What you need to know about the excavator operators?

• If you’re loading rocks, sometimes a rock will get wedged inside the bucket. It is possible you won’t see it because the bucket is upside down, when you are swinging back for another load the rock could fall out. Just be aware that if the rock falls out while your swinging, it will go flying and possibly hit something.

• Working around the woods can be dangerous! If you’re loading trees or piling brush up be careful of spring poles. I have a thumb on my machine now and it is great for picking things up or piling brush. When I didn’t have a thumb I had to be careful not to break the windshield. What happens is when you pull the brush toward you to pick it up, sticks fly or spring poles hit the machine or window? I learned to keep a pile of brush in front of me and use it to push against instead of the tracks. If you see a tall dead stub standing and you want to knock it down don’t just hit it a smash. When you hit the stub it creates a whip lash effect and the top goes flying and where it lands nobody knows. Most likely it will hit the top of the machine and could break something.

• If you are working in gravel or wet sand, this material will jam the sprockets so bad the excavator won’t move, especially if you sit in the same spot for a long period of time. If this happens, place the bucket on one side of the machine and pick one track completely off the ground. Begin rolling the track for a bit and then reverse the travel, keep turning the track until it rolls freely. Swing around to the other side and repeat the same thing.

• The undercarriage of an excavator is made up of different components that help it get around. One end is the final drive end; this end houses the sprockets that are powered by the final drives that make the excavator move. The other end holds the front idlers that keep the tracks straight and tight. When you dig, always keep the sprockets behind you, dig from the front idler end. If you’re in hard digging there is a tremendous amount of pressure on the undercarriage, so to avoid damages to the final drives dig from the front idler end. If you remember to do this it will help you in another area! Your excavator is equipped with traveling foot pedals, when you push ahead on the pedals the machine go ahead, push back on the pedals the machine go backwards. If you dig from the final drive end and push ahead on the traveling pedals you will go backwards, not that that’s a bad thing unless there is something behind you to run over.

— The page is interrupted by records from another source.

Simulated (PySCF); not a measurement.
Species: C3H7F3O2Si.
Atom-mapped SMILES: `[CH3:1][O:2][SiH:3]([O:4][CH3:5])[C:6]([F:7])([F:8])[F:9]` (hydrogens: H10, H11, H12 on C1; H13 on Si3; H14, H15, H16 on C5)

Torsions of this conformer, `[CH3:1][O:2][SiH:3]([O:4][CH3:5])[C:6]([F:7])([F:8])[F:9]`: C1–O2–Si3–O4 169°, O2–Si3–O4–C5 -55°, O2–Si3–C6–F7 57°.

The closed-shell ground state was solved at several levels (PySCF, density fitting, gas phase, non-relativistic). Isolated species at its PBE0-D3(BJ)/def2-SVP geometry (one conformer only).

• If at all possible dig from the idler end of the machine and position the machine so you can dig between the tracks, there is a lesser chance of catching the track with the bucket if you stay between the tracks. You won’t always be able to dig between the tracks just like you won’t always be able to dig from the front idler end. Another reason for keeping the final drives behind you is the weight; you need the weight behind you to hold the excavator down. That’s right, if you dig from over the side, the machine will actually lift off the ground. As you pull the bucket toward you the machine will settle down. When you’re lifting something heavy, lift with the counter weight over the sprockets.

Loading Trucks with an Excavator

Loading trucks with an excavator is common these days and has been for quite sometime. Excavators dig the ground much easier than a wheel loader and can work almost anywhere as a wheel loader needs to stay on hard level ground to work properly. The excavator operator must maintain a level working area for the truck drivers when they are digging out the earth. Wheel loaders work well in a quarry or gravel pit and can maintain a smooth road for the gravel trucks; however, the excavator operator needs to work at keeping a passable working area in a fill pit.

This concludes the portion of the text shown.